In this course, you will study topics such as opportunity costs, supply and demand, consumer behavior, elasticity of demand, market structures, factor markets, wages, labor, unions, government and product market, anti-trust and regulations, international finance, and trade. As part of this course, you will demonstrate the application of microeconomics theory (as presented in your textbook) to a current topic, issue, or event and write a formal paper.
Your paper will show how the theory you’ve learned from the course and presented in your textbook applies to or explains a current situation. The paper provides you with an opportunity to realize, reflect, and explain the economics that exists all around us.

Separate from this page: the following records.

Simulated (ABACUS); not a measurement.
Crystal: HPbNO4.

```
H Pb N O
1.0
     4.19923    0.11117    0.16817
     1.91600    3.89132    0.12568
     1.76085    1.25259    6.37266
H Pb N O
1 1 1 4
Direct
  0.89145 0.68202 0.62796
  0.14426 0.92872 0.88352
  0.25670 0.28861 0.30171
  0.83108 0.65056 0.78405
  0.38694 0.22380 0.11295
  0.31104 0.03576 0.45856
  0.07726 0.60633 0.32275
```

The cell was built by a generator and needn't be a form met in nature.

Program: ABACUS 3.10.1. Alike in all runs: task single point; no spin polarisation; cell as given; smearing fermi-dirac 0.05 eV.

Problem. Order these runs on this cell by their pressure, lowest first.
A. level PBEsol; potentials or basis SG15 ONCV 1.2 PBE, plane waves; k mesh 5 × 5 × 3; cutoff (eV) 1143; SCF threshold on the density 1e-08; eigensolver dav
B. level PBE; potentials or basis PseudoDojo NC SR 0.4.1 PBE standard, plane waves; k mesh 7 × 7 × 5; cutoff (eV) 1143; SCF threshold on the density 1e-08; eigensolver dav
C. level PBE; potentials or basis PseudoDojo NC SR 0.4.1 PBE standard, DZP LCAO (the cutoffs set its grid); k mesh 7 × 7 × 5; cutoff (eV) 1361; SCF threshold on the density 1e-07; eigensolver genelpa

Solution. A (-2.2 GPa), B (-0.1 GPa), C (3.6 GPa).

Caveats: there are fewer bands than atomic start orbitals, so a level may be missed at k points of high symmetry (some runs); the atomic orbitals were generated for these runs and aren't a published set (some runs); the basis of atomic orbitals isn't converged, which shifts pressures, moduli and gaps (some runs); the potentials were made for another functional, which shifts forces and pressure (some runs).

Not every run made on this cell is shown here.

Your paper must include a graph used as an explanatory tool of the economic principles presented. For your paper, you will select a recent economics topic, issue, event, or economics report to analyze and relate to the basic principles of microeconomics covered in the course. To write a quality paper, your topic must have sufficient current information (within one year) from at least five quality publications.
Your selected topic must relate to microeconomics. To choose a topic, review the Arnold textbook table of contents contained in the microeconomics sections. Topic examples could include the following:
Airline industry
Automotive industry
Financial industry (to exclude the Federal Reserve)
Housing industry
IT industry
Individual firms
Products or services
Consumer behavior
You may also select a microeconomics topic that is not covered in the course, but that is of interest of you as long as you can explain and relate it to the basic principles learned in the course. Discuss your idea with your instructor. After your topic has been approved, the next step is to research current articles and publications (within one year) and write an outline. You will need to use at least six credible sources that provide objective, authoritative, and accurate descriptions of your selected microeconomics topic. Two of your sources must be from academic journals. Your sources can include the following:
Academic journals
Financial and economic publications like the Wall Street Journal, the Economist, and industry-specific publications
Newspapers such as the New York Times and the Washington Post
Research databases like ProQuest
Use the Hunt Library (Links to an external site.) to conduct your research. Do not use Investopedia or Wikipedia.
You may write a formal outline or present your information in paragraph form using current APA formatting. Regardless of the outline format, you must provide the following:
Details that align with your microeconomics topic
List of your sources
Two of the sources must be from academic journals.
After you have written your outline, you will initiate work on the first draft of your paper. While the draft is not expected to include all of the points that you will have in your final paper, it must provide enough detail so that the general scope and depth of the final paper is clear. Your final paper must be at least 1,800 words and include six or more credible sources. Two of the resources must be from academic journals.